The fear of rising interest rates has subsided with the changing tones of central banks and the changing economic landscape. When we are considering which investments to make in our TFSA, this information should definitely be considered.
Whatever you are using your TFSA for, whether it is to save for something specific or to just take advantage of the tax-free haven that it offers for your long-term wealth creation, strong dividend-paying stocks have a place in your portfolio.
And with the reality being that interest rates will not go higher any time soon, stocks like TC Energy (TSX:TRP)(NYSE:TRP) come out looking like star additions to your TFSA portfolio for steady, predictable growth and dividend income.
Up 27% from its December 2018 lows, TC Energy stock has been on a tear, as the market digests the new interest rate environment as well as the company’s impressive track record of shareholder value creation.
And now that the macro environment is the right one for the stock, we have many factors giving the stock a boost right now.
This is highlighted in the company’s latest quarterly result, the first quarter of 2019, where the company posted a 9% increase in EPS and an 11% increase in funds from operations.
TC Energy stock has more than doubled in the last 10 years, all while delivering yearly dividend increases, which has brought the dividend per share from $1.52 to $3.
After an 8.7% dividend increase in February 2019, the company has guided to 8-10% annual dividend growth through to 2021. With a current dividend yield of 4.76%, TC Energy provides a healthy level of dividend income for shareholders, underpinned by a strong history of developing and maintaining energy infrastructure (more than 65 years), while handsomely rewarding shareholders.
It’s truly a high-quality, consistent, stable company whose reputation and history is unmatched.
Visibility has rarely been better
TC Energy is advancing $30 billion of secured growth projects and over $20 billion of projects are under development.
All will be supporting continued growth in future years with a well laid-out plan for funding 2019-2020 capital-expenditure plans, consisting mostly of using funds generated from operations, which will be over $20 billion. Continued asset sales, the dividend re-investment plan, some debt and hybrid securities are also options.

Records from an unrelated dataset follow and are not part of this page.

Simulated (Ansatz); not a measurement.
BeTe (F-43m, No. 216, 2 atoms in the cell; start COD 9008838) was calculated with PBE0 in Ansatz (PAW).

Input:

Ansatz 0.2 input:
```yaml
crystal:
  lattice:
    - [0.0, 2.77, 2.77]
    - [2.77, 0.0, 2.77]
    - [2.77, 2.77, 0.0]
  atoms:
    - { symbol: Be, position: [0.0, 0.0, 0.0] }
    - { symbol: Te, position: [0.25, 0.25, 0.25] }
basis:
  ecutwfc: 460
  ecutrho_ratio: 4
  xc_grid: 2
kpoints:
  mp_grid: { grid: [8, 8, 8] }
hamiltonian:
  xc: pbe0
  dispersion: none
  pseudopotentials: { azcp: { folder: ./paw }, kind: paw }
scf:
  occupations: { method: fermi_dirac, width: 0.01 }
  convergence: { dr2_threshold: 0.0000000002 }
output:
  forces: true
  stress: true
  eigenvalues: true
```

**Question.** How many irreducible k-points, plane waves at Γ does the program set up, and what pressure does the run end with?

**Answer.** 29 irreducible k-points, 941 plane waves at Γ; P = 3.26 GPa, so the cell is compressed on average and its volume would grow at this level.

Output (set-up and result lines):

So, it seems that TC Energy is well capitalized to pursue its growth opportunities all while keeping its debt to EBITDA ratio below five times. It is currently at 4.6 times.
Final thoughts
TC Energy reported first-quarter 2019 results that once again prove to investors that this is a dividend stock that is worth owning today and well into the future for stability, predictability, and shareholder wealth creation.